Tips For Proper USB Removal
If you are in the habit of unplugging a USB device without going the route of using the Safely Remove Hardware icon, then you should read this article before doing that again. It’s quite likely that you have not encountered any problems just unplugging the device without the use of the Safely Remove Hardware icon.
‘What’s the big deal?’ you might ask; ‘We’ve all done it at least a couple dozen times’ you might add. Indeed, depending on the settings you select, Windows actually tells you that you don’t need to use the Safely Remove Hardware option. But that bears some explanation.
The choice Windows gives is whether you want to optimize your device for quick removal (the default option) or for better performance. To view the dialogue box that contains the options, follow these steps: open the Start menu, type Device Manager and press Enter.
Next, expand the Disk drives section in the Device Manager and right-click your device. Select Properties from the options presented. In the new dialogue box select the Policies tab.

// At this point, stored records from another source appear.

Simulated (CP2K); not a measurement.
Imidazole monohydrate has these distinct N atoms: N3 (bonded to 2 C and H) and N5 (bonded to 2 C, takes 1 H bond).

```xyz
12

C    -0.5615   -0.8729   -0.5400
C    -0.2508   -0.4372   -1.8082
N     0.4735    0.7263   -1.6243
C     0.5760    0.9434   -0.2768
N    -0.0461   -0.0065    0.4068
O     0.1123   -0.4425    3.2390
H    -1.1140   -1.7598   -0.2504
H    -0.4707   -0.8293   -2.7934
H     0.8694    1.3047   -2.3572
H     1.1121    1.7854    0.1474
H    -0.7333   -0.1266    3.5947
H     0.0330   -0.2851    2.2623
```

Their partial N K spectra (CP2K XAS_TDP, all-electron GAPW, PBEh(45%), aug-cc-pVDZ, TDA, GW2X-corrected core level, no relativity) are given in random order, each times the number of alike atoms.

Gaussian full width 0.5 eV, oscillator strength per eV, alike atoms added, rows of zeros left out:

The Quick Removal (Default) Option
The Quick Removal option decreases the performance level of the USB, but in normal everyday use many people simply forget to use the Safely Remove Hardware option. The chances of data corruption are minimized (but not eliminated)in such cases. This option says you can disconnect your device safely without using the Safely Remove Hardware notification icon but write caching will be disabled. What does that mean? Windows will effect changes to your device immediately as you instruct it to. Data corruption can then occur if you disconnect the USB while moving files to it, saving a file to it, or doing any other process that involves having data being written to it.
The Better Performance Option
Using this option, Windows will cache or store data instead of immediately writing it to the device. This will in essence improve your device’s performance since the files you wish to copy are first placed into a cache in the computer’s fast memory of RAM and then transferred to the slower-reading flash memory of the device. File dialogues will close up sooner but the actual copying occurs in the background and takes just as long.
The Safely Remove Hardware option must be used, however, to allow Windows to transfer the data from the write cache to the device. Data corruption is likely if you disconnect without using the Safely Remove Hardware option. The option instructs Windows to ensure that all the necessary changes have been made to the device before it notifies you that you may now safely remove it.
Your Best Bet
Some USB devices have a blinking light to indicate that the device is currently in use. This may be misleading as there are instances when the device may still be in use and the light off. Other devices simply do not have an indicator light.
The safest option is to allow Windows to verify that the device is not in use – all files have been copied to it, all changes you intend have been made – then notify you to go ahead and safely remove it. To do this you may choose to either use the Safely Remove Hardware icon and Eject your device before unplugging it or right-click on the USB device in the Computer window and select Eject. Windows will eliminate any chances of data corruption by telling you when it is safe to remove it.
The procedure is safest whether you are on Windows, Linux, or Mac OS X.